As you’re figuring out how to pay for college, you may need to turn to student loans to cover whatever savings, scholarships, and other types of aid can’t. Loans can be intimidating—and understandably so. However, for many students, loans are also the reason why they’re able to attend college in the first place.
Taking out a student loan is a big decision, one that you should be informed to make with confidence. We’re here to walk you through the pros and cons of student loans so you feel empowered to do just that.
Pros of Student Loans
College is expensive. On average, it will cost $10,423 to attend a highly ranked public college as an in-state student, $22,953 to attend as an out-of-state student, and $39,723 to attend a private college during the 2022–2023 academic year. For many families, this price tag can’t be covered by savings, scholarships, grants, and work-study. Student loans can help people overcome financial barriers and attend colleges they otherwise wouldn’t have been able to afford.
Federal student loans offer repayment and forgiveness options. From income-driven repayment plans to Public Service Loan Forgiveness, borrowers with federal student loans may be able to take advantage of various programs designed to reduce the financial burden of monthly loan payments. Federal loans also offer interest rate reductions for automatic payments and the opportunity to defer payments if you experience financial hardship.
Many loans don’t require payment while you’re in school. As a student, you’re already juggling a lot, without the added responsibility of making monthly payments. Generally, you have to be enrolled at least half-time to satisfy this requirement. Once you leave school, or drop below half-time, you’ll be expected to begin repayment. However, some loans—such as federal Direct Loans—do offer a grace period before you need to start making payments.
Cons of Student Loans
You’ll end up paying more than you borrowed. Student loans accrue interest, so your payments will ultimately total more than the principal. While no one can predict the future, it’s important to consider your anticipated salary and general living expenses after graduation when evaluating loans. If your career path requires you to attend graduate school, you should factor in this cost as well.
Monthly payments can be hard to manage. While federal loans offer income-driven repayment plans that cap your monthly payment based on your income (so it can be as low as $0), private loans do no such thing. Private loans can also have higher interest rates than federal loans, with some getting into the double digits.
Defaulting on loans will damage your credit score. Failing to pay your loans will result in a default, which can significantly wreck your credit score and ability to obtain credit down the road. This can also have implications for obtaining an apartment lease, as credit checks are typically required.
Before you take out loans, it’s worth exhausting all other financial aid options before turning to loans.
The most effective way to reduce the amount you’ll need to borrow is by saving early. Our College Savings Planner can help you see what you’ll need to save in order to pay for college out of pocket. You can also read about 529 Plans and how they can help maximize your savings in this article.

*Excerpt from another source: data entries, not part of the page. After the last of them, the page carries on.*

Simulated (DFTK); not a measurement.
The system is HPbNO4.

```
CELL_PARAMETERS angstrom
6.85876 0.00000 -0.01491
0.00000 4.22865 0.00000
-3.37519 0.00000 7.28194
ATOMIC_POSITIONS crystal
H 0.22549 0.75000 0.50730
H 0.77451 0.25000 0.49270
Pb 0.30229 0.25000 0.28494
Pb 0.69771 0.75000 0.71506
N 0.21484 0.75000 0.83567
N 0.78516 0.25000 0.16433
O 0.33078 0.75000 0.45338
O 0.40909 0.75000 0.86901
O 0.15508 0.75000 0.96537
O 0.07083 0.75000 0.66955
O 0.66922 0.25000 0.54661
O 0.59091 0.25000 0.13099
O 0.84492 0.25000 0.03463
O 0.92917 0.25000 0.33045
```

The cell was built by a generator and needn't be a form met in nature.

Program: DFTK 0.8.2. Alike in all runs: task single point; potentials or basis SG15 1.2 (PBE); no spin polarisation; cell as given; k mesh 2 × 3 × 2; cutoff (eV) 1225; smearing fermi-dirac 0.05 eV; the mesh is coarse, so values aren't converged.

Furthermore, not all loans are created equal, and it’s important to understand the terms of any loan you’re considering. We recommend reading through our article discussing the differences between federal and private loans.
Everyone’s situation is different, so there’s no simple answer to whether or not you should take out a student loan. Loans can come with significant risks; however, for many families loans can play a life-changing role in financing a college education.